How to keep your recorder database size under control

illuzn · January 18, 2024, 4:02am

@denilsonsa I suggest the following changes to bring it into line with the current practice and Home Assistant long term statistics - disabling the recorder for entities also disables long term statistics for them. Since your guide is the most popular guide on doing this, it makes sense to update this rather than create a new post.

Additions in underline.

Introduction

This is yet another guide on:

How to view the size of your database.

How to figure out which entities are using too much space.

And how to filter them out.

How to deal with entities which you want to keep long term statistics for but report too often

Motivation
…[add at the end of this section]
Finally, long term statistics relies on the recorder. Entities which are not recorded also will not have long term statistics gathered for them - this is not explicitly stated in the documentation but is implied by “Statistics are … summarized every hour” (presumably, from recorder data). This is often a problem for energy sensors/ solar inverters which often report data every second (generating around 85,000 entries a day) but for which you probably want to keep statistics for the Energy panel.

Filtering out entities
…[add at the end of this section]
Remember, filter entities which you do not want to keep data for at all (both history and statistics). For example, the energy dashboard relies upon statistics so be mindful of the consequences of your actions.
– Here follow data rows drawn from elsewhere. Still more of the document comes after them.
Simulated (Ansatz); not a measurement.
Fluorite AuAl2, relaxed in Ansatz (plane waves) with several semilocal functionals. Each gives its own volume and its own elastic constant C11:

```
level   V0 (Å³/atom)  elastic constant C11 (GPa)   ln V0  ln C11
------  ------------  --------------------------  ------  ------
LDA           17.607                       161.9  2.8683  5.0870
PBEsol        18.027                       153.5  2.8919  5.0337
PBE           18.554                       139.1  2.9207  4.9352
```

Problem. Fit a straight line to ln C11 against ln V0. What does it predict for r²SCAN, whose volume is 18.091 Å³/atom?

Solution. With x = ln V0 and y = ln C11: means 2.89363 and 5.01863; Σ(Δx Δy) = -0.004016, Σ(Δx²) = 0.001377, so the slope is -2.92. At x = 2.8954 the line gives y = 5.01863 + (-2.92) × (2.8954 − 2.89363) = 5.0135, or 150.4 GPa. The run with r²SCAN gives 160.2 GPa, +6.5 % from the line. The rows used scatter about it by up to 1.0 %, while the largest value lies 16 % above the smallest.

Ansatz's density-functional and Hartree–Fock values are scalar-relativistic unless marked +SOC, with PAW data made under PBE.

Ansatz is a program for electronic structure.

More aggressive configuration/ Keeping Statistics but Purging Recorder
…[add at the end of this section]
For entities which you want to keep statistics but:
* do not need history data
* report far too often taking up valuable storage
You can set up an automation to purge those entities daily. Put the following in a new automation (feel free to change the name/ description/ trigger time to something sensible):

automation:
  alias: Cleanup Database
  description: >-
    Cleans up sensors that log too much but want data of, then optimizes
    the database. Use recorder excludes for sensors you do not care about.
  trigger:
    - platform: time
      at: "03:22:00"
  condition: []
  action:
    - alias: Purge Spacehogging Entities
      service: recorder.purge_entities
      target:
        entity_id:
           - sensor.spacehogging_entity_1
           - sensor.spacehogging_entity_2
      data:
        keep_days: 1
  # This next step isn't strictly necessary. Delete if you prefer to miminise disk hits.
    - alias: Repack DB
      service: recorder.purge
      data:
        repack: true
        apply_filter_true

or
Note: It is untested what effect occurs to long term statistics if you change keep_days: 0 - this might cause a gap in your statistics data if long term statistics has not logged that data yet. If you have a lot of these spacehogging entities you might want to change keep_days:0 and use a time_pattern trigger instead:

  trigger:
    - platform: time_pattern
      # Runs every 6 hours
      hour: /6

or

Resources
…[add at the end of this section]
[1] Long Term Statistics Docs: Home Assistant Statistics